Truly if David Tennant had been offered the role of a giant, steaming dog turd, he could hardly have approached it with less enthusiasm than he gives to his sour, bloodless, joyless impersonation of Jules Verne's upper class English adventurer. So unbearably lame is his pallid, put-upon, charisma-free Fogg that you really wouldn't want to spend even one day in his company, let alone 80 of them. It's as if the whole endeavour has been arranged, not for the purposes of entertainment, but just so a chippy lefty can stand on his soapbox and lecture us on what a terrible sexist, racist and classist enterprise the British Empire was.

The tone is set in the early scenes in a typical stuffy Victorian members' club (The Reform), where, would you believe it, stuffy Victorian gentlemen sit stuffily in their stuffy leather chairs with nary a woman anywhere in sight to point out to them how stuffy and Victorian they are being.

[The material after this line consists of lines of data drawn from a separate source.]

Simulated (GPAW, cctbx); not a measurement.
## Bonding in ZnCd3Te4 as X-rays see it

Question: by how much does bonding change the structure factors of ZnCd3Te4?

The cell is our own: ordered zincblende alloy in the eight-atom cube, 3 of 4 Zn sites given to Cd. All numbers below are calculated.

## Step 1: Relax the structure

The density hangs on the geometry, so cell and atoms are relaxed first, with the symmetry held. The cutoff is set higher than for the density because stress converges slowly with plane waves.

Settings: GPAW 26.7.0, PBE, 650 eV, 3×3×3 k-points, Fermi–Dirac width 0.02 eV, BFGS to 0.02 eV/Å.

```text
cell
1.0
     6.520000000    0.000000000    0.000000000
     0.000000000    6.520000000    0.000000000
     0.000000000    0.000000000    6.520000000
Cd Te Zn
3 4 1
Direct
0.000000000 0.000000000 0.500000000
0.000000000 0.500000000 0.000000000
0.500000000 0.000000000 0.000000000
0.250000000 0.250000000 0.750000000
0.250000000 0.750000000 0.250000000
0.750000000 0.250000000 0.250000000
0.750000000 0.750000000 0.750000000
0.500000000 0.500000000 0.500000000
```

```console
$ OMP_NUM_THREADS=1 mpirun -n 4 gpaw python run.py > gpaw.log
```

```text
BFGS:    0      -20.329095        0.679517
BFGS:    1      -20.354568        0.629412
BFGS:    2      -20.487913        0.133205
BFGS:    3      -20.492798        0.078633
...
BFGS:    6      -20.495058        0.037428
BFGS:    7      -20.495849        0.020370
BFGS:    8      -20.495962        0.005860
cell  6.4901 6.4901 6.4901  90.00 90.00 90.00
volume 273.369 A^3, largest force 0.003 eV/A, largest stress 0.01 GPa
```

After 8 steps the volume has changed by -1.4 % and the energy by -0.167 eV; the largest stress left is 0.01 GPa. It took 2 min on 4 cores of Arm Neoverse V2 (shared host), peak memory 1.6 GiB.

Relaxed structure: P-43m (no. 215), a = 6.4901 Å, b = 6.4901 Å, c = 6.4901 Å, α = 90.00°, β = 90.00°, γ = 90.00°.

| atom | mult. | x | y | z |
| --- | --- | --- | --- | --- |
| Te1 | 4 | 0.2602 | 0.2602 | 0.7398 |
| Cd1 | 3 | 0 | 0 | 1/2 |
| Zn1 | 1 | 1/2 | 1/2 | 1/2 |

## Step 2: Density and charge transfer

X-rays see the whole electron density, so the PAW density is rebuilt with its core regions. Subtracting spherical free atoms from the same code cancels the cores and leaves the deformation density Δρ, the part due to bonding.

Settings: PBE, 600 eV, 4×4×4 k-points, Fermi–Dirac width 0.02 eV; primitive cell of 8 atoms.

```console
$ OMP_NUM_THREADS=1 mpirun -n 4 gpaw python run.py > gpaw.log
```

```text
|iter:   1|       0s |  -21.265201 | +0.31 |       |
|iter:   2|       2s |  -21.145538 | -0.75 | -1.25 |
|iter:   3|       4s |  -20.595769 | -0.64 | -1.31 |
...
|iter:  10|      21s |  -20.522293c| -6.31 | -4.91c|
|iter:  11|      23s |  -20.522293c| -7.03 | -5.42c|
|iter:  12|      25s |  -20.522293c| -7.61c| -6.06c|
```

Happily, help is at hand in the form of a gratuitous, feisty and progressive red headed woman determined not to take no for an answer. You might think she'd been parachuted in from the BBC's rubbish adaptation of War Of The Worlds from a couple of years ago where she worked to similar effect to kill the feel of the period. But no, that was a different gratuitous, feisty and progressive redhead. This one is played (very well as it happens) by the German actress Leonie Benesch, the nanny from Babylon Berlin.

Benesch plays an invented (by the screenwriters) character called Abigail 'Fix', her surname being a nod to the detective character who has been written out of Verne's original in order to demonstrate how important strong, feisty, etc women are. As a reporter for the Daily Telegraph (so sexist in Victorian times it won't even give her a byline, even though her Dad is the editor), she will accompany Fogg on his round-the-world trip, ostensibly to cover the story, but really to correct any foolish, antediluvian notions the viewer might have that actually the original story worked pretty well as a kind of odd-couple, male buddy adventure without the need for an additional female.

Passepartout is now black (Ibrahim Koma) just like Inspector Javert in the BBC's Les Mis adaptation was black. As if embarrassed by the anachronism issues this might raise in the historically attuned viewer, the script team has doubled down by giving Passepartout a lavish backstory in which it turns out he, his brother and his father were all heroes of the 1871 Paris Commune uprising. So about two thirds of the way through the first episode we have to cringe our way through a moving scene in which Passepartout's brother attempts to assassinate the French Prime Minister, misses (he hits – don't ask – Fogg's drinking flask instead), and then dies heroically with arms outstretched a bit like Sergeant Elias in Platoon or maybe like where the horrendous Marius stops one and nearly dies at the barricades in Les Mis. Presumably we're supposed to weep at this point. But actually we go: 'Look a) we only met this guy five minutes ago so why do we care? b) why should we be invested in a bunch of French proto-commies anyway and c) what happened to the light hearted comedy adventure involving a Frenchman's idea of stereotypical English toff and his Jeeves-like sidekick?'

It's all ok though because as Tennant explains elsewhere in an interview: 'This is an unusual cast of characters travelling the world, but we use it to look at the racial and sexual politics of the time.I think that is the right way to tell that story in the 21st century - not to pretend that the world was some sort of wonderful melting pot back in the 1870s.' Yes. Heaven forfend that we should ever look at the past except through the patronising, reductive lens of woke 21st century political activism.

Around the World In Eighty Days really is the worst thing you will see on TV this Christmas, apart from all the other terrible BBC adaptations. Or so you might think. But that can only mean you haven't seen Emily In Paris (Netflix), which is literally the worst TV series that has ever been filmed in Paris or indeed any other major capital city.

The premise is Phil Collin's daughter Lily has been cast in the role of an American girl from Chicago who has come to work in Paris though she speaks barely a word of French. The French, she discovers, while wearing lots of outfits, are so 'Oh la la' and so very French. She has sex with some of them, with consequences which might be hilarious if the script was not so plodding, leaden, tone-deaf and wit-free. Occasionally, to remind you how glamorous Paris is, you get treated to aerial shots which cunningly give the false impression that the city is not a foetid dump. Et voila - a hit series which lots of stupid people unaccountably love. Fin.